North Carolina pastor: If you’ve embraced mainstream Christian culture in the past generation, you’re really just pushing ‘white Jesus’

Oh for crying out loud.

I have my own issues with the modern church’s depiction of Jesus as an Anglo-Saxon knockoff of Mike Rutherford, although it did allow for the clever re-use of Mike’s Spitting Image puppet.

But it’s one thing to find it kind of silly that people don’t realize Jesus was a Middle Eastern Jew and surely looked the part. It’s another thing to do what Charlotte, North Carolina pastor Greg Jarrell has done here.

Everything you were exposed to in Christian culture since the 1980s poisoned you with racism!

In 1980s and ’90s suburban Raleigh, N.C., almost everybody was in on the secret, but that did not stop us from buying into the story that the culture of our Christian nation was under attack by the forces of godless liberalism and moral relativism. The resurgent Moral Majority, though, kept us supplied with books and knick knacks and chrome-plated fish emblems for our cars. The playlist in our heads was Steven Curtis Chapman and Point of Grace, both the music of our moment and also the image of it — clean cut, just a little bit country, and white.

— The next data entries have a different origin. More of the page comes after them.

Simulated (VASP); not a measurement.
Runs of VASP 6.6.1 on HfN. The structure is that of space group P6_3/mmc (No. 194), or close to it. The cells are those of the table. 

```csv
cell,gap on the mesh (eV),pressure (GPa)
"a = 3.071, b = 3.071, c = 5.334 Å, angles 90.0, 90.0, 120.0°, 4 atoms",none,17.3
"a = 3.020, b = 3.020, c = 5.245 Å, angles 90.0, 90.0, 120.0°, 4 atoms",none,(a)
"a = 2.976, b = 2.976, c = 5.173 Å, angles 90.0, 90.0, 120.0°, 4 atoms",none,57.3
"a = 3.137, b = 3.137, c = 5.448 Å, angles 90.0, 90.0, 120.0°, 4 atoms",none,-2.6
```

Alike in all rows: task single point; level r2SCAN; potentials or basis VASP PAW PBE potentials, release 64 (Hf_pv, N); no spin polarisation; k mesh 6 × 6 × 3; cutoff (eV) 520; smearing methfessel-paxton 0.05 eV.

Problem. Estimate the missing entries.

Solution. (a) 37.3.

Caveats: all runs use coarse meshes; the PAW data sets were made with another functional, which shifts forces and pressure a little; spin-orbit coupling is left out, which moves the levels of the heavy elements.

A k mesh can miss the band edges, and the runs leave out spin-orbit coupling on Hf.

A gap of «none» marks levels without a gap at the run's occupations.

A row of t-shirts hung in the back of The Sign of the Fish, for those not ashamed to proclaim the message through apparel. “What Would Jesus Do?” some shirts asked. Others ripped off marketing slogans in half-clever ways. A red shirt with white script announced that Jesus, like Coca-Cola, was “delicious and refreshing,” or something like that. And one shirt, ever seared in my memory, asked, “How can it be a moral wrong and a civil right?” (Confession: though it embarrasses me now, I remember the shirt still because I thought about buying it.) Which civil rights were moral wrongs was unclear, but that was part of the whole project. The Moral Majority, the Reagan Revolution and the Southern Strategy were all built on making tacit statements that resulted in the outcomes of white supremacy, but without naming those desired outcomes in racial terms. Debates were thus about “busing” and “welfare queens” and “voter fraud,” concepts designed and marketed to appeal to the biases of white people without seeming crass. A narrow vision of morality mattered in the movement — a morality shown in the Trump era to be expendable as needed. What really mattered was not morals, but power.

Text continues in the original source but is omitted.